Adjust image-scaler latency buckets

Part of gitlab-com/gl-infra/production#5474 (closed)

We are looking to relax the latency SLO for the image scaler so that a small number of latency violations won't trip apdex thresholds as easily, as these errors are often not actionable.

Apdex is based on response latency, in this case the gitlab_workhorse_image_resize_duration_seconds_bucket histogram. We trip this when there are too many observations above the 800ms bucket currently (correct me if I'm misreading this).

The problem is this: the vast majority of image scaling requests never actually invoke the scaler, since they are conditional GETs, i.e. success-client-cache; those are no-ops from the perspective of the scaler component, it is just Workhorse confirming to the client that their cached image data is still current.
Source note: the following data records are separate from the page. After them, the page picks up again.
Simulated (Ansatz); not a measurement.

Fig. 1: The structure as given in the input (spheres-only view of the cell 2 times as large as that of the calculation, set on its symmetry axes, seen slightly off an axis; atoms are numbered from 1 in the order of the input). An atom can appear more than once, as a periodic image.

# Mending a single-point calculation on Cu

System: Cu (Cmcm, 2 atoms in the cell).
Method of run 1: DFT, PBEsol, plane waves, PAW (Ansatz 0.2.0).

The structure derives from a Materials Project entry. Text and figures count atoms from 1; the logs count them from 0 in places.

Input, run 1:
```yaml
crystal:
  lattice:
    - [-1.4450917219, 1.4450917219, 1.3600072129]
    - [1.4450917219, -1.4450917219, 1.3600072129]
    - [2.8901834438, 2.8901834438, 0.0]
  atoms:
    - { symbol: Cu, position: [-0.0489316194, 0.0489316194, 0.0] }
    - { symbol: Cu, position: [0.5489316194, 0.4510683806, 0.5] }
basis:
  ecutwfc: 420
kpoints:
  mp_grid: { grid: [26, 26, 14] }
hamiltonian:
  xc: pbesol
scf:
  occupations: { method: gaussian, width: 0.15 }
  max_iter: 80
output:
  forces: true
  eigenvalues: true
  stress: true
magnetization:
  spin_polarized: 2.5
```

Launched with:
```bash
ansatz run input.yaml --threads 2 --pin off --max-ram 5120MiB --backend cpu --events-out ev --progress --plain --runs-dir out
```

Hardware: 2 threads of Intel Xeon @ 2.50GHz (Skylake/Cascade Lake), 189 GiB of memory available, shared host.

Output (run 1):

This presents the problem that the rate at which we take latency observations, which happens only after the scaler actually scaled something is very low. For example, if there are 100 image scaling rps, but only 10 actually invoked the scaler while 90 images were served from client caches, then if only 2 scaler actions are slow, that means 20% of the "requests" were slow, but that's not really true because in reality only 0.2 * 0.1 = 2% of all requests were slow (due to 90% coming out of caches).

We should therefore add a new latency bucket above 800ms and incorporate it into our apdex thresholds.

Update:

An alternate approach of measuring the cached requests too was discussed at #340162 (comment 678112900), so we are going to be doing that.

Edited Sep 16, 2021 by Manoj M J